The Worker

Commemoration for the Victims of the Nanjing massacre (Dec 1937-Jan 1938)

A series of national commemoration ceremonies for the victims of the Nanjing Massacre began in China as early as mid-December 2022. Thousands of people attended the ceremony in east China’s Jiangsu Province. They pinned white flowers to their chests as a sign of mourning. The Chinese national flag flew at half-mast that day. Sirens wailed and the city came to a standstill. Pedestrians observed a minute of silence in memory of the victims. Young people read out a statement calling for peace. Representatives from all parts of the society struck the peace bell. White doves, symbolizing hope for peace, were released and flew over the square of the Memorial Hall for the victims of the Nanjing Massacre by Japanese invaders.

The Nanjing Massacre began, when Japanese troops captured the city on December 13, 1937, and lasted for nearly six weeks. Within that time, more than 300,000 Chinese civilians and unarmed soldiers were killed in one of the most barbaric episodes of World War II. The war against China had already been launched on July 7, 1937, by the Empire of Japan, which had allied itself with fascist Germany in the Anti-Comintern Pact. Head of state at that time was Tennō Hirohito (1901 – 1989). Upon entering the war, Naikaku Sōri Daijin Konoe Fumimaro was head of government. Also responsible for the war of aggression was Tōjō Hideki, General of the Imperial Army, who to this day is notorious for his outright cruelty. Hirohito had issued a directive on August 5, 1937, which contained the explicit order not to adhere to the Hague Conventions with regard to Chinese prisoners of war. In practice, it meant not to take prisoners or to execute them. Comparable to the Nazi war of extermination against “Jewish Bolshevism”, these crimes were also based on racism. Japanese saw only “subhumans” in Chinese. The consequences were already evident in the advance on the city of Nanjing, when Japanese soldiers massacred numerous Chinese soldiers. It is remarkable that during this phase the German businessman John Rabe succeeded in establishing a protection zone for the Chinese civilian population, so that more than 100,000 people were able to save themselves. He is honored for this in China until today.

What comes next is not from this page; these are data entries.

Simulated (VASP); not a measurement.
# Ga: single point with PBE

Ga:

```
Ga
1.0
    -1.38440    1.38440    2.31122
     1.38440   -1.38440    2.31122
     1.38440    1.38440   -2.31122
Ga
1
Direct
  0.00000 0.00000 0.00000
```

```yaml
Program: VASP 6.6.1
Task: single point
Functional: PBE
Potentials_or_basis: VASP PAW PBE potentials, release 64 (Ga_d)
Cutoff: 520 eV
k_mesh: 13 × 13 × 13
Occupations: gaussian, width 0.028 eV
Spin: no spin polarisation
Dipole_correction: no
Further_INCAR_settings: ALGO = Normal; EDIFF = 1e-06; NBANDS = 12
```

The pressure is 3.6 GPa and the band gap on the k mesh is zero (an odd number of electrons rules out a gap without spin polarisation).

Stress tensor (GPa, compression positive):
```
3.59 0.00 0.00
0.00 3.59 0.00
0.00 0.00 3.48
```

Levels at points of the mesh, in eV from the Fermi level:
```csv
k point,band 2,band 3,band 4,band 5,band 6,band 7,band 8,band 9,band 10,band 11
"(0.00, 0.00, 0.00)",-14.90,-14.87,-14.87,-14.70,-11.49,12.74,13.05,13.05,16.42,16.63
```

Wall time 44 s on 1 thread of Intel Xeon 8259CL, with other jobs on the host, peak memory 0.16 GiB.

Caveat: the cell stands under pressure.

When Japanese troops captured Nanjing in mid-December 1937, this city became a hotspot of violence for about six weeks. According to all available sources and reports, the Japanese troops staged an orgy of murder and torture. Men were arrested and beheaded in the open streets; soldiers systematically searched houses for young women and raped them communally for many hours. Even fathers were forced to rape their own daughters. The bloodbath took on such proportions that all water sources were contaminated, even the rice from the fields was soaked blood-red, it is said. It is estimated that 300,000 Chinese met their deaths in the massacre and 80,000 of them were raped. It was not until the end of January 1938 that these massacres ended. Shockingly, most of the military commanders involved were not held accountable after the war ended. Only the commander-in-chief, General Matsui Iwane, who himself was not involved in the conquest of Nanjing due to illness, was sentenced to death as a war criminal and hanged on December 23, 1948.

While Japan has remained officially silent about this massacre to this day, there is a living commemoration in the People’s Republic of China. Numerous memorials commemorate the crimes of 1937/38, and in 2014, China declared December 13 as the National Day of Remembrance for the Victims of the Nanjing Massacre to keep the darkest history in mind. A representative of the Central Committee of the Communist Party of China also spoke at this year’s commemoration. He said the aim was to express the Chinese people’s desire to unswervingly follow the path of peaceful development, and to demonstrate the Chinese people’s attitude that they would keep history firmly in mind, never forget the past, uphold peace and forge a future. FIR remembers this cruel episode of the Second World War to make visible that the fight against Nazism and fascist barbarism has not only a European perspective.